The Council of the European Union reached an agreement on a financial assistance package to Ukraine, including an exceptional macro-financial assistance (MFA) loan of up to €35 billion and a loan cooperation mechanism that will support Ukraine in repaying loans for up to €45 billion provided by the EU and G7 partners.
The financial assistance aims to provide immediate relief to Ukraine’s urgent financing needs that have increased due to Russia’s intensified aggression towards Ukraine.
The repayment of the exceptional MFA loan and eligible bilateral loans from G7 partners under the ‘Extraordinary Revenue Acceleration Loans for Ukraine’ (ERA) initiative, will be ensured by funds coming from future flows of extraordinary revenues stemming from the immobilisation of Russian sovereign assets.
The Ukraine loan mechanism will disburse these funds – as well as possible amounts received as voluntary contributions from member states and third countries or other sources – in the form of financial support to Ukraine, to assist it in servicing and repaying the loans.
The up to €35 billion MFA loan is the EU’s contribution to the G7 loan of up to €45 billion.

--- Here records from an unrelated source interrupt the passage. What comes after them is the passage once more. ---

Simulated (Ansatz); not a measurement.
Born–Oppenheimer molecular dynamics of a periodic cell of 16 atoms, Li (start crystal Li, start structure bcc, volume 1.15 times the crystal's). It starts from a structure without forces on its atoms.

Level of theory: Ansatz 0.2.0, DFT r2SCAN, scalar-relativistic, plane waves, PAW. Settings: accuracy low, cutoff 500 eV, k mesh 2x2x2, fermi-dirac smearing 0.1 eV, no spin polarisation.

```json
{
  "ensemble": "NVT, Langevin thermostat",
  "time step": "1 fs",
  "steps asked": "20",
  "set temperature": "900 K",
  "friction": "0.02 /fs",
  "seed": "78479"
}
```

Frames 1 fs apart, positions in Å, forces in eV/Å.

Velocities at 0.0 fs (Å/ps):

In view of a speedy adoption and ensuring that the macro-financial assistance reaches Ukraine as soon as possible, member states agreed today that if the European Parliament adopts the Commission’s proposal without changes, the Council will also proceed to adopt the text without modifications. The aim is to make the MFA loan available in 2024, with disbursement in 2025, to be repaid over a maximum period of 45 years.